Community Forums Archive

Go Back

Subject:Restoring Old Tapes
Posted by: Musition
Date:8/12/2009 4:14:33 PM

Hello, I was wondering if anyone had any general advice on restoring old cassette tapes.
A bit of background on myself: I'm an amateur, hobbyist musician. I've never worked as a professional sound engineer, but I have decent math skills. So explaining things as having trigonometric or logarithmic relationships is fine (or in terms of derivatives and integrals... my differential equations are a little rusty though).

So far I've been using a combination of compression, EQ, and noise reduction. I'm completely wingin' this. I have no friends or acquaintances that are in this field. If this is completely backwards I'm not aware of it, but I've had somewhat good results. I usually start off with noise reduction, then EQ and compression. Then I normalize everything, but of course that brings the noise floor up again, so I wonder if I should save it for last. Also, some things throw me off, like, one time I was trying to restore a tape of a high school friend of mine (that he made in high school). I felt some definite compression was needed, but when I applied it, it sounded a little distorted. It wasn't much at all - like 2.2:1, so I kept experimenting, and I kept hearing distortion until I got down to about 1.3:1 or 1.2:1. Is this normal? I have no real frame of reference on these things and would love to hear some professional advice.
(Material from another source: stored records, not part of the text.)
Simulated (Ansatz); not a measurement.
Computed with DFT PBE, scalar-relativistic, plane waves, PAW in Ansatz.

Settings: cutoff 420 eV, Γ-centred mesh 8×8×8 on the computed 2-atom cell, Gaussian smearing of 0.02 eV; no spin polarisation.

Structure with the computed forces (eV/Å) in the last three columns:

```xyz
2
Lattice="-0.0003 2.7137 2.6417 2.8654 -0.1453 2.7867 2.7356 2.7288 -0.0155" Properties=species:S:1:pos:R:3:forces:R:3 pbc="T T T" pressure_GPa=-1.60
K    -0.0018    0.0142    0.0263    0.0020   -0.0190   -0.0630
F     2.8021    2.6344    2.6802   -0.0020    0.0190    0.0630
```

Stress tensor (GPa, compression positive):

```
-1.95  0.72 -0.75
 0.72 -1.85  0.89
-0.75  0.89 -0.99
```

Subject:RE: Restoring Old Tapes
Reply by: Chienworks
Date:8/12/2009 5:33:21 PM

Noise reduction should always be done first. It works by identifying a constant noise "print" and removing this. If you do any other processing then the tape noise is no longer constant and noise reduction won't be able to remove it properly.

EQ can easily push the signal above 0dB which will introduce distortion. Use the preview function and watch the meters closely as you adjust the EQ. If the levels get too high you can reduce the gain control right in the EQ screen to compensate. You can't get rid of distortion by turning the volume down after the fact, so you have to make sure it doesn't get introduced to begin with.

There should be no need to normalize and compress separately. All the compression features have the ability to adjust the gain while compressing so it's best to do these steps together. Generally less compression is better, but the threshold matters as much as the ratio. If you have just a few loud peaks you want to tone down then a high threshold and very steep ratio work well.

In generally less processing is better. Every time you do anything you introduce errors, so fewer steps is better.

Subject:RE: Restoring Old Tapes
Reply by: jumbuk
Date:8/12/2009 11:12:20 PM

One BIG issue I have always had with cassette tapes is the noise reduction system used to make the original recording.

Most old cassette systems had the options for Dolby I, Dolby II or none. In my experience, most people who had casette players had no idea what system was used to make the recording they were playing back. In many cases, even commercially produced tapes were not clear - they might just say "Dolby NR" without indicating type. Many times, I heard people playing back a tape that was clearly recorded with Dolby, but they had NR switched off, and you could hear the pumping.

There is also the issue of tape type. Personally, I always used CrO2 tapes, no longer than 45 minutes. I used Ferro tapes for mastering my own stuff.

So, my point is - problems with compression, NR and pumping can sometimes be traced back to differences between the recording and playback settings. You need to get these right before making your master digital recording from the original tape.

My restoration chain is as follows:

- Sony NR using a noiseprint from the tape leader

- Waves C1 expander to eliminate any residual noise

- Waves EQ to tidy up the balance

- Maybe a mild amount of a Waves Trueverb patch if the original was lacking in ambience

- Waves L3 to dither and maybe add a bit of perceived sound level

Distortion in compression could be caused by attack or release settings, or maybe just the input gain being too high.

Message last edited on8/12/2009 11:13:34 PM byjumbuk.
Subject:RE: Restoring Old Tapes
Reply by: musicvid10
Date:8/13/2009 11:15:10 AM

There is no need to add compression or limiting when recording from cassette tapes.
It is already a low-headroom format, and compression will raise the noise floor from any point above the threshold, which only makes noise reduction more difficult.

Message last edited on8/13/2009 11:17:14 AM bymusicvid10.